If it’s not perfectly obvious yet, Mexico won Olympic gold — hell, an Olympic medal — for the first time. Congratulations to the team, staff and fans who never stopped believing. This is my version of El Grito de Dolores, our independence proclamation.

 

On the edge of glory

Did anyone else catch the song playing in the stadium after Olympic soccer semi? What I heard from my web stream was Gaga’s “Edge of Glory.”

A tense final minutes, followed by an intense few seconds. Goosebumps. Jumping. Yelling. Watery eyes.

Heart rate settles back down and I hear Gaga. Whoa! Who knew that a song about getting a guy would be the PERFECT thing for this Olympic occasion?

I don’t know who was considered the favorite coming in to today’s game. What was known was that Japan had not conceded a single goal in the competition. Those odds were definitely not in Mexico’s favor when it found itself on the wrong side of a 1-0 score in the early minutes of the game.

Those plucky Mexicans came back to tie. To lead. And to extend it in additional time.

Now, they’ll face Brazil, a team who is on its own windmill-chasing quest. Brazil hasn’t won a medal since 1988. They’ve never won gold. Everyone says it’s their time. They’ve put in the effort and they’ve waited through the years.

I say, Screw that! Mexico hasn’t won a medal, period. We need this more than Brazil. They’re already established in the upper-echelons of football. Mexico is one of those good-but-not-great teams that’s easily dismissed by Europe and South America.

¡No más!

Don’t push us cuz we’re close to the edge… of glory!

PHOTOS: Oribe Peralta (9) falls to his knees at the end of the match that will send Mexico to finals; Other teammates celebrate.

No que no!!! Mexico goes for gold

I told you so!

The worn-out refrain of any Mexico fan is that we are going to win — the match, the tournament, the gold medal. People will always support their teams, but Mexico fans are blindingly optimistic that borders on naïve. We are fanatics. The country can be going to shit but if El TRI performs well (even the u-17), all’s well in the world.

The flipside of that coin is the contingent of naysayers who always think Mexico will lose. The people who think we have a bunch of talent but no idea how to convert it to goals and wins. The low-expectation crowd that isn’t disappointed when we lose and is surprised when we win.

Like my cousin…

That first text arrived shortly after the start of the second half of the Mexico-Japan Olympic semifinal. They were tied 1-1. She says Mexico will play their hearts out but lose, like always. I “politely” tell her to shut up. And seconds later, Mexico scores!!! GOOOOOOOOLLLLLLL de MEXICOOOOOOOO

Eat it!

Mexico will be on the medal stand. The quest for Olympic gold continues.

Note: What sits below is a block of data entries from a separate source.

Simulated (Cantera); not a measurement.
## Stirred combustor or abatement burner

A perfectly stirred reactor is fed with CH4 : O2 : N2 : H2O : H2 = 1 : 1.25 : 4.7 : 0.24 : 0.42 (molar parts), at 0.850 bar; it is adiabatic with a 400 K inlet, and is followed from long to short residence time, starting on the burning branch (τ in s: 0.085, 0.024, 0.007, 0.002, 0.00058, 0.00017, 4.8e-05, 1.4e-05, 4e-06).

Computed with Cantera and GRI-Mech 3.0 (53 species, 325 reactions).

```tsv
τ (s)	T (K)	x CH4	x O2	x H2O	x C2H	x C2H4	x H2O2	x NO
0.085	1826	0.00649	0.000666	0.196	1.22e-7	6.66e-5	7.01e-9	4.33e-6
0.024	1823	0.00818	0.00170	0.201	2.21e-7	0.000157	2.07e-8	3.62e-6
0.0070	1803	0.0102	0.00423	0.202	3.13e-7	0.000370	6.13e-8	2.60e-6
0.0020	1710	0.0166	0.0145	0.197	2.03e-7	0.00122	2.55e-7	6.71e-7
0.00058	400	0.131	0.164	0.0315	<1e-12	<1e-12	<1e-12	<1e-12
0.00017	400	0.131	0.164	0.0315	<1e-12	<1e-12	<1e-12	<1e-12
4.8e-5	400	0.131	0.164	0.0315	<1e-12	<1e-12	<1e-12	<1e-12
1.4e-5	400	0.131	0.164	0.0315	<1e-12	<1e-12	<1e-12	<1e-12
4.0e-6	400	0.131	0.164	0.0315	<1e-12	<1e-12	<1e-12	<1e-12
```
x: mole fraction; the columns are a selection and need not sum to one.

Rocky-style victory lap for Mexico

Play this to set the reading mood.

I’m imagining the Rocky soundtrack playing in the background as Hector Herrera starts running around the field, arms wide open, grin even wider. Mexico will — at least — equal their best appearance in an Olympic games. They’re going to the semifinals.

That victory lap is very well-deserved. Those quarterfinal games of Men’s Olympic Soccer over the weekend were a cardiac-arrest moment for fans all over the world. Honduras took an early lead on Brazil, only to see it stripped away. Team GB goes all the way to penalty kicks against Korea. Only one player — the last player — missed his PK, which unfortunately knocked out the host team.

And Mexico, yes mis tricolores, played 120 minutes to secure a spot in the semifinals. Tied 2-2 after regulation, Mexico scored in the first 15 minutes of extra time.

It’s way more stressful to watch as a team hangs to the slimmest of leads. It’s in those situations when you realize that time really is a fickle bitch  — if you want to savor a moment, it flies; if you want it to hurry up and be done; it feels like it goes backwards.

Herrera brought the collective sigh of relief when he scored the definitive 4-2 goal against Senegal.

The semifinal round starts tomorrow. Mexico will face off against Japan at 9 a.m. PST. Then, Brazil and Korea play at 11:45 a.m. PST.  

As I settle in for another excruciating 90 minutes, I’ll blast up the Rocky theme song and let the boys in green relish in a little more running… and jumping.

PHOTOS (from top): Mexico’s four goal-scorers celebrate during the game. Hector Herrera runs like mad in the final goal of the match. Gio Dos Santos, Jorge Enriquez and  Javier Aquino celebrate. Aquino keeps the piggy-back party alive. Herrera, Dos Santos, Aquino and Enriquez each scored a goal.

TRIumphant Olympic return

The Olympics 2012 opening ceremony is this Friday night, but any soccer football fan worth their salt knows that the road to the medal podium started today. The women’s teams got the ball rolling, and men follow suit tomorrow.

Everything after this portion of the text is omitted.